Super Deluxe has 77 full-time staff members, and about 70 to 80 contractors working for them at any given time. There’s a lot going on. For instance, the company produces daily, interactive Facebook Live videos that work something like a Choose your Own Adventure book, but about really weird stuff. Using technology developed by an in-house tech team, Super Deluxe scans viewer interactions with its streams to count votes for, say, what items to put into a baby food recipe that will then be consumed by an (adult) actor portraying a baby. According to Super Deluxe, the majority of their Facebook Live shows hit number one on Facebook’s global map (the weird baby food one, for example, has nearly 700,000 views). It’s now making TV shows, including the Chances — a show that attempts to provide a full look at the lives of deaf people without focusing only on that trait. There are about 10 staffers who work specifically on Super Deluxe’s political content.

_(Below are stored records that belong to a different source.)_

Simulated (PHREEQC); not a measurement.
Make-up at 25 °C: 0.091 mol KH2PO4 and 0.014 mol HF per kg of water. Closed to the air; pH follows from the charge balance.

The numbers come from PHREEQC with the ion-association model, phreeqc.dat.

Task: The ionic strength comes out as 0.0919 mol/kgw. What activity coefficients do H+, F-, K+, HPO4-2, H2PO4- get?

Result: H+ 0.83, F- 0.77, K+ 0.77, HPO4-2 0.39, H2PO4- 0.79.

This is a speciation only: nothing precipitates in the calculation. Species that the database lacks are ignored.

Part of Super Deluxe’s M.O. is to identify random geniuses on the Internet, give them experienced production teams and resources and promise full creative control. Another aspect is to figure out how to permeate the boundaries between short-form Internet creation and more traditional forms of media — specifically television. They look for, as Hammer put it, “non-mainstream perspectives. But their stories could be appreciated by the mainstream.”

The most fully realized version of this model in action is Joanne the Scammer, who now has a TV show in the works. Joanne, a fictional character played by Branden Miller, is enormously popular on Instagram and Twitter. Miller started making Joanne videos with Super Deluxe in 2016.

In our interview, Hammer revealed that Vic Berger — the Internet satirist who, among other things, probably best expressed the sad shuffle of Jeb!’s campaign for the presidency — also has a TV show in development. Super Deluxe said that the show already has a pilot, but declined to go into further detail.

Berger is likely the best-known example of how Super Deluxe managed to find a particularly effective vein of political satire in the Trump era. His work feels like hyperbole, but is more like a mirror. During the campaigns, Berger distilled Trump’s disruption of the Republican field down to an airhorn sound effect.

Its other political humor is similarly surreal: it has former Mexican president Vicente Fox recording direct address videos to Trump, for instance. During election night, it had a massive Facebook Live hit that simply showed a cozy fire burning over the American electoral map. And of course, there are the songs, like “Ivanka Del Rey.”

Jason Richards, a Super Deluxe executive producer who is behind most of its political satire, said he thought Super Deluxe’s political content was sort of “a mainstreaming of the spirit of Weird Twitter,” a grouping of Twitter comedians of which he is a major figure. (Richards is also the guy behind @Seinfeld2000.) And as that sort of humor itself becomes more mainstream, Richards said that Super Deluxe was unique in figuring out what to do with it.

“That voice that is largely referred to as Weird Twitter is now the dominant voice of Internet humor,” he said, “But before Super Deluxe it hasn’t been codified into a content producing organization.”

Nick Lutsko, the 26-year-old Chattanooga-based songwriter who wrote and did the initial cut for “Ivanka Del Rey,” started working for Super Deluxe last year, after writing (on spec) a theme song for Berger and Tim Heidecker’s convention special at the Republican National Convention. Super Deluxe liked it, and asked him to do one for the DNC, too.

Months later, Richards (who also produces Berger) reached out again: “Trump’s tweets have been kind of emo lately,” Lutsko recalled him asking. “Can you make a song?”

“I felt like I had a lot to prove, so I stayed up all night working on it,” Lutsko said. The result has more than 14 million views on Facebook. And his most recent contribution before Ivanka Del Rey was similarly successful: he’s the writer behind the song that re-purposes Alex Jones rants in the style of a heartfelt Bon Iver-style indie-folk song. It was so irresistible that even Jones himself spent a solid week praising it to his followers on Infowars.

Super Deluxe’s political humor during the campaign has provided a texture to satirizing Trump that has become ubiquitous online. But Super Deluxe insists it would be still doing what it does, no matter who became president. “We’re apolitical,” Richards said, “but we hold a mirror up to whoever is monopolizing the attention economy.”